I had previously purchased a book called The Origin of Speech by Professor Peter Macneilage which also omitted any reference to the multi-age brood characteristic. When I contacted Professor Macneilage, he admitted complete ignorance of the Long-birth interval multi-age brood.
There is a similar omission in this book which raises questions about the people involved. Are they living in an ivory tower? Or is this a case of the left hand not knowing what the right hand is doing?
Of course, the evolution of the Long-birth interval multi-age brood may have had nothing to do with the evolution of Speech and Language, but it should have been considered.

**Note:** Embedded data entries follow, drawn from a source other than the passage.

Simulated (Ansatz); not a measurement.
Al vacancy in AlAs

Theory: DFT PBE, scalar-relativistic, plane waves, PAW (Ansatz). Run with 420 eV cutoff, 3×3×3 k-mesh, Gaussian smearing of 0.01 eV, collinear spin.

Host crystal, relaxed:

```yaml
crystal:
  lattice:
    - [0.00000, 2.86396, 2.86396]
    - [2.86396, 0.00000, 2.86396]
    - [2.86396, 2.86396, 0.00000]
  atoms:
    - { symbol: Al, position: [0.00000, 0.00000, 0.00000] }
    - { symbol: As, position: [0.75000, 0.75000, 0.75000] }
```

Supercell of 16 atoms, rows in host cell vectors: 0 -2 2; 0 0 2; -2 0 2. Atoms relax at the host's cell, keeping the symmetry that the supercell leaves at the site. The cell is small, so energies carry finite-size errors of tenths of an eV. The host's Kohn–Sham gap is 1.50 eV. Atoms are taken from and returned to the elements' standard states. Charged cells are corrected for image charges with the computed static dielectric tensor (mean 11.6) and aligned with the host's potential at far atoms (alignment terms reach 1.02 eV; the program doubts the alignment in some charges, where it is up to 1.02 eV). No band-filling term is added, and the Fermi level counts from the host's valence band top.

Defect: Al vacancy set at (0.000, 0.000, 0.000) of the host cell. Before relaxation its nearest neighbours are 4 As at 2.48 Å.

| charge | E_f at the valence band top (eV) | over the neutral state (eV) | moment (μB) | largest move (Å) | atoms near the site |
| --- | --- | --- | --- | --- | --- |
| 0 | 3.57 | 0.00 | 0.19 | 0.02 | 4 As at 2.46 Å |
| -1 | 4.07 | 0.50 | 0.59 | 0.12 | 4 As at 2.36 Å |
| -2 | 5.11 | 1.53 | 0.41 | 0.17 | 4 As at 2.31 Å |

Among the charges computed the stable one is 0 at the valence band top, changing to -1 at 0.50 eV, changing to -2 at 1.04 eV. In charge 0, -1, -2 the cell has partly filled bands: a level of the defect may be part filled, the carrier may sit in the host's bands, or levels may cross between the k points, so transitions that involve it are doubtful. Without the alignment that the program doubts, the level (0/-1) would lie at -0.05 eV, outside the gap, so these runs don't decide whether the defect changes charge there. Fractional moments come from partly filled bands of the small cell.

In this context, it is fair to say that just about every other proposal for the evolution of Speech and Language is considered in this book: and this makes for a erudite and readable account.
on 16 January 2012
Jean Aitchison is an awfully good guide to this potentially tricky (and dry) territory, helped out with eclectically chosen quotations (Douglas Adams, Charlie Brown), jolly pictures and diagrams of questionable utility. The's nary a shred of bio on her in my Canto edition but I'm pretty sure she's a she, not a Frenchman, in fact I suspect she's an australienne, and she's a jolly good egg as she steers us firmly but lightly between clashing theories across murky regions of almost pure surmise, more interestingly to the non-specialist on speech's origin (Ug!) than its evolution
Postscript: returning to this lucid, ordered world after flailing around in Wired for Culture (reviewed 26/2/12) is like coming within sight of dry land!